I only want new value to be deleted (and old value to stay)
Since you already know how to identify the transaction IDs you want to delete you could delete the necessary rows while keeping the latest like so (you didn't mention it but I'm assuming you're using Entity Framework - given your use of the [Key]
attribute - correct me if I'm wrong):
var transToRemove = dbContext.Transactions
.Where(t => t.ClientId == clientId && transIds.Contains(t.TransactionId))
.GroupBy(t => t.TransactionId, t => t) // Group transactions with the same TransactionId
.SelectMany(
group => group.OrderBy(t => t.Date) // Order the oldest first
.Skip(1) // Skip the oldest (we want to keep it)
);
dbContext.Transactions.RemoveRange(transToRemove);
dbContext.SaveChanges();
Edit: Included an example that should work for Dapper...
var cn = // Create your DbConnection
// This query should select all transactions you want to delete excluding
// those with the oldest Date. This is just like 'transToRemove' above
var selectQuery = @"
SELECT t1.Id FROM Transactions t1
INNER JOIN (
SELECT
MIN(tInner.Date) AS FirstTransDate,
tInner.TransactionId,
tInner.ClientId
FROM Transactions tInner
WHERE tInner.ClientId = @clientId
AND tInner.TransactionId IN @transIds
GROUP BY tInner.TransactionId, tInner.ClientId
) t2 ON t2.ClientId = t1.ClientId AND t2.TransactionId = t1.TransactionId
WHERE t1.Date != t2.FirstTransDate
";
var idsToDelete = cn.Query<int>(
selectQuery,
new { clientId, transIds }).ToList();
// Delete the whole list in one go
cn.Execute("DELETE FROM Transactions WHERE Id in @idsToDelete", new {idsToDelete});
(inspiration from here and here)
I haven't tested this using Dapper but the list of idsToDelete
should be correct according to this fiddle I made. A couple things to note:
- Depending on how long your list of
transIds
is (I believe those ID's are in result
in your own example) you might want to repeat this in smaller batches instead of trying to delete the whole list in one go.
- The SQL query above doesn't take into account if two "duplicate" transactions have the same "oldest" Date. If that can happen in your table, then this query will only remove all "duplicate" rows apart from those two.
Improvements
There are a couple of things that seem a little out of place with your setup that I think you should consider:
even fetching var result = await _transactionsDataRepository...
can take a lot of time since there are millions of rows
Millions of rows should not be an issue for any decent database server to handle. It sounds like you are missing some indexes on your table. With proper indexes your queries should be pretty swift as long as you can keep them simple.

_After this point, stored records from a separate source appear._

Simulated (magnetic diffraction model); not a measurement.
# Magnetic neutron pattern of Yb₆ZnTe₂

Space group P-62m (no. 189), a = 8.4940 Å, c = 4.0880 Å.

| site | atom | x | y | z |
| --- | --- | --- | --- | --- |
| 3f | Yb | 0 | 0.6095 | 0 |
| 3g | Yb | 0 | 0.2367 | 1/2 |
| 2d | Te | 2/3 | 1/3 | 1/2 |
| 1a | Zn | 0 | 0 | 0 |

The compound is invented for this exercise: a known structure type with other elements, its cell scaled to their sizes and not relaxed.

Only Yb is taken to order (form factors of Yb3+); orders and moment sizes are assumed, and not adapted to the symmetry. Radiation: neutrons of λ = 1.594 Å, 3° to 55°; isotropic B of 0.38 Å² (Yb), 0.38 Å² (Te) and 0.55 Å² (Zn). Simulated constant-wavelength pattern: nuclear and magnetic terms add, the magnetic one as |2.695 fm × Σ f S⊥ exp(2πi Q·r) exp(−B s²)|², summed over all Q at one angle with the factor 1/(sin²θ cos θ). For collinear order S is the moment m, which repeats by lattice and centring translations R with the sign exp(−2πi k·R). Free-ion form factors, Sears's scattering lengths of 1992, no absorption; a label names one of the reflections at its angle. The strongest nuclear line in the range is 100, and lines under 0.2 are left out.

but would that be a good way?
Not quite sure what you are referring to being good or bad here, but I'll interpret a little... Right now you are writing tons of rows to the table that seems to contain duplicate data. When I think of a transaction-based system, no two transactions should share the same ID. That means for two different ClientId
s there should never be a case where t1.TransactionId == t2.TransactionId
. Now you can avoid checking ClientId
in my code-snippet above.
Since you want to only keep 1 transaction for each TransactionId
will you ever need to have two transactions with the same TransactionId
? If not, then you can go even further and make the TransactionId
column unique and avoid inserting two rows with the same TransactionId
. You can use the Entity Framework [Index(IsUnique=true)]
attribute to also create an index to speed up queries on that column/property.